In Conversation

‘Poetics of Place’: Exploring Connecticut through literature

Alanna Hickey
Alanna Hickey

When Yale English professor Alanna Hickey designed her first-year seminar “Poetics of Place: Literature In/of Connecticut” it was partly for selfish reasons. It was an opportunity for Hickey, a new faculty member and recent transplant from the Midwest, to orient herself to Yale and Connecticut.

What Hickey, an assistant professor in the Department of English and a new educator, didn’t anticipate is that she would go on a journey of discovery about Connecticut and its literature right alongside her students.

In developing this course, Hickey says she was “trying to identify a set of commitments and communities both within and outside of Yale to understand the long history of literary production within these territories and my place in this history as a newcomer to Yale and to Connecticut.”

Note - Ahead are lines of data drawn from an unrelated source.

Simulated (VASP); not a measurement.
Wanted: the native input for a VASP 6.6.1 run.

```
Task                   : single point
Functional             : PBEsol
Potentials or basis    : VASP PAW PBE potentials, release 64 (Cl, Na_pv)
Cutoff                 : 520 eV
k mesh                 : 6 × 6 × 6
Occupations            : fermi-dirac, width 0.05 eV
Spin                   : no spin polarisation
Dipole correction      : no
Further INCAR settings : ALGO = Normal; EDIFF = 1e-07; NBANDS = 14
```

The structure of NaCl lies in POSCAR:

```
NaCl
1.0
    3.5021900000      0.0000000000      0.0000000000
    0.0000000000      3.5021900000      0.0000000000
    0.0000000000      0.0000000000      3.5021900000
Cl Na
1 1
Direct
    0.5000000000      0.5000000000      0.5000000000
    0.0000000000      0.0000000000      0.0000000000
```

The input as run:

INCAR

The Yale scholar focuses her research and teaching on the intersections between early American literatures, poetry, and poetics, Native American and Indigenous studies, and settler colonial studies.

In the course “Poetics of Place,” students were asked to consider literature’s particular relationship to space by reading past and present literature about Connecticut. The course objectives — which were to be modified with her students, Hickey noted on the syllabus — included surveying texts written within and about the territory that now constitutes Connecticut. Hickey also challenged her students to develop an ethical relationship to their surroundings by analyzing theoretical texts on occupation, environmental responsibility, historical narration, and communal reciprocity.

Hickey paired some of the readings in the course with visits to various locations at Yale and in Connecticut to further reinforce the themes that she identified for her students.

So many of the thinkers in Native and Indigenous studies that I have learned from are interested in long histories of our territories in an effort to understand the places our institutions occupy. I wanted to design a course that would give me and my students a way into that history and to think about the many competing, simultaneous claims on this space in literature,” she says.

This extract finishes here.